Shortly before 9AM this morning I discovered that the IP address for my mail server was not being routed, according to my logs the problem started shortly after midnight. It’s on a TPG ADSL connection, there is one IP address for the PPPOE link and 6 addresses in a /29 routed to it – one of the addresses in the /29 is for my mail server.
It wasn’t until 3PM that I was able to visit the server to sort the problem out. It turned out that the main IP address was working but the /29 wasn’t being routed to it. So TPG had somehow dropped the route from my routing table. I pinged all the addresses from a 3G broadband connection on my EeePC while running tcpdump on the server, and no packets for the /29 came through – but the IP address for the PPP link worked fine. I was even able to ssh in to the server once I knew the IP address of the ppp0 device – for future use I need to keep ALL IP addresses of all network gear on my EeePC not just the ones used for providing services.
So I phoned the helpdesk, and naturally they asked me inane questions. My patience extended to telling them the broadcast address etc that was being used on the Ethernet device (actually a bridge for Xen but I wasn’t going to confuse them). The system been power-cycled before I got there in the hope that it might fix the problem – so I could honestly answer the question “have you rebooted it” (usually I lie – rebooting systems to fix network problems is a Windows thing). But my patience started to run out when they asked me to check my DNS settings, I explained very clearly that my problem was that IP packets couldn’t get through and that I wasn’t using DNS and demanded that they fix it.

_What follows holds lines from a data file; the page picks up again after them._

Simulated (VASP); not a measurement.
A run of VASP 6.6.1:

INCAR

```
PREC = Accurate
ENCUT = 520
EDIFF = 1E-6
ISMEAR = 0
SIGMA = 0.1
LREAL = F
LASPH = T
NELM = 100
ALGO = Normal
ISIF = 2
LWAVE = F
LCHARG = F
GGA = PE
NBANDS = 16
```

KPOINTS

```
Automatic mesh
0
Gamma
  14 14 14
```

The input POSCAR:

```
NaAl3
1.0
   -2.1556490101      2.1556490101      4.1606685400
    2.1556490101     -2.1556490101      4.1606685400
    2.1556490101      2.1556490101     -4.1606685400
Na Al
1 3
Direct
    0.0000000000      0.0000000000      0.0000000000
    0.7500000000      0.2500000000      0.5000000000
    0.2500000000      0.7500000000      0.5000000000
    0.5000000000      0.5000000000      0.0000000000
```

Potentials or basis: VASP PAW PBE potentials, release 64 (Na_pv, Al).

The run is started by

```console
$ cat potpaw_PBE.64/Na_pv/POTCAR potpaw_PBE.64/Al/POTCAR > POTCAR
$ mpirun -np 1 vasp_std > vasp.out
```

I didn’t get anyone technical to look at the problem until I firmly demanded that the help-desk operator test the routing by pinging my systems. The help-desk people don’t have Internet access so that actually testing the connection required escalating the issue. It seems that the algorithm used for help-desk people is to just repeatedly tell people to check various things on their own system, and that continues until the customer’s patience runs out. Either the customer goes away or makes requests firmly enough to get something done about it.
So their technician did some tests and proclaimed that there was no problem. While said tests were being done things started working, so obviously their procedure is to fix problems and then blame it on the customer. It is not plausible to believe that a problem in their network which had persisted for more than 15 hours would accidentally disappear during the 5 minute window that the technician was investigating the problem.
In the discussion that followed the help-desk operator tried to trick me into admitting that it was my fault. They claimed that because I had used multiple IP addresses I must have reconfigured my system and had therefore fixed a problem on my end, my response was “I HAVE A HEAP OF MACHINES HERE RUNNING ALL THE TIME, I USE WHICHEVER ONE I FEEL LIKE, I CHANGED NOTHING“. I didn’t mention that the machines in question are DomUs on the same Xen server, someone who doesn’t understand how ping works or what routing is wouldn’t have been able to cope with that.
I stated clearly several times that I don’t like being lied to. Either the help-desk operator was lying to me or their technician was lying to them. In either case they were not going to trick me – I know more about how the Internet works than they do.
TPG was unable to give me any assurance that such problems won’t happen again. The only thing I can be sure of is that when they lie they will stick to their story regardless of whether it works.